St. John's Methodist Church, Elsecar, South Yorkshire A SHORT HISTORY

[Additions in square brackets from comments of Roger Thorne, Plymouth & Exeter Methodist District Archivist] {Additions in these brackets from comments by Dr. E. Dorothy Graham, British Methodist Connexional Archivist}

by Edward Wilkinson.

In 1841 the foundation stone of the Wesleyan Chapel at Elsecar was laid by Revd. [Thomas] Edwards [Senior] [Wesleyan Methodist Superintendent from 1840 to 1843] of Rotherham [Circuit]. There is no official record of the date when the chapel was opened, but I have been told that July 1842 was the date, and that the dedicatory service was preached by Reverend [Revd. Thomas] Jackson who was [Past] President of the Conference [1838 - 1839] in that year. Previous to this time, the Gospel was preached by Wesleyan Methodist preachers in the old cottage near the L.N.E.R. Station, at that time tenanted by a Mr. William Hardy. I should think that this would be the old cottage in which Mr. William Bowden lived, the one close by the gas works.

The first records in connection with our Church are the receipts for pew rents, the first entries being made in November 1842; the charge for one sitting was 7.5d, and according to the book, the total number of pews in the Chapel was 12, and the number of seats in each pew was 10.

Extracts from the first deeds, now at Wath (presumably Trinity Methodist Church at Wath-upon-Dearne), show that the land on which the Chapel was built was not bought until after the building had been opened, for they are dated November 1842, and the land was bought from Samuel Hobson at a cost of £20. 15s. 6d. The following were the first trustees:- Samuel & Hannah Hobson, Joseph Wigfield, Henry Darwin, John Sykes, Samuel Thornsby, Thomas Green, John Harris, Richard Rhodes, Henry Pullen, Edwin Law, Joseph Utley, Thomas Kay, William Hardy and Thomas Edwards., all residents in the parish of Wath. More land was bought in the year 1862 at a cost of £5. 10s. 0d and the Chapel was enlarged in the year 1864.
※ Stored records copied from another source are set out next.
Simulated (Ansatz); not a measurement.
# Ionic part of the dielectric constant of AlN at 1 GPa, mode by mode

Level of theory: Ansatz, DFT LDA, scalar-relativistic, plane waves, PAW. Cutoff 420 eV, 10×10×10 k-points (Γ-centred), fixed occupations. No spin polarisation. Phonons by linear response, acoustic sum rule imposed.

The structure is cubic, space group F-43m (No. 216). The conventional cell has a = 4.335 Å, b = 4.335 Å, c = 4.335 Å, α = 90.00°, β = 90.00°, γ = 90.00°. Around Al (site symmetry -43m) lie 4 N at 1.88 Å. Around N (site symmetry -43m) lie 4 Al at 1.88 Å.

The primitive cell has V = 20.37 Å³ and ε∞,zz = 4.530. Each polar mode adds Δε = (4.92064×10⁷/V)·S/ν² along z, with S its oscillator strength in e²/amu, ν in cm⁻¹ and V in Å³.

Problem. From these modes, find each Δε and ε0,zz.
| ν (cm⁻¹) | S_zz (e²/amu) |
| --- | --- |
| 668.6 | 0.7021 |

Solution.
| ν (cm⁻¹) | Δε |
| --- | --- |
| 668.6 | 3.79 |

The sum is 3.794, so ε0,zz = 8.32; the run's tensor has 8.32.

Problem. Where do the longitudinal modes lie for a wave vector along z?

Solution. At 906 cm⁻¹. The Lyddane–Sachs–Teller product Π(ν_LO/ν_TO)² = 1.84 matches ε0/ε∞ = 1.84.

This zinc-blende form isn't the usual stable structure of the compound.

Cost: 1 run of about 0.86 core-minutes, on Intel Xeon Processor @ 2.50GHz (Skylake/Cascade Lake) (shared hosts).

In 1868, a Sunday School room was built over the Vestry, the actual cost is not stated, but the Trustees borrowed the sum of £64. 0s 0d from four of the members. At this time the Assessment to the quarter board was £1. 10s 0d per quarter. The harmonium player received 10/-d per quarter, and the Caretaker who was evidently a coal carter received the sum of £2. 10s 0d per year for cleaning the Chapel and carting the coals. In the same year, 1868, the Trust funds must have been in a poor way, and a series of efforts, teas, and the freewill openings, realised the sum of £100. 18s. 10d for the reduction of the debt. According to entries in the Treasurer's Account Book for 1869 it would appear that Mr. George Pullen of Elsecar built the Sunday School rooms over the Vestry in the previous year.

{The 15th Annual Report of the Wesleyan Chapel Committee 1869, shows 'Elsecar, S, Enlt. in Wath Circuit, Cost £60, Debt - none.}

[In 1873, Elsecar is listed as a Wesleyan Chapel with 240 seats.] (Matches with being part of Circuit based at Trinity Wesleyan Methodist Church, Wath-upon-Dearne.)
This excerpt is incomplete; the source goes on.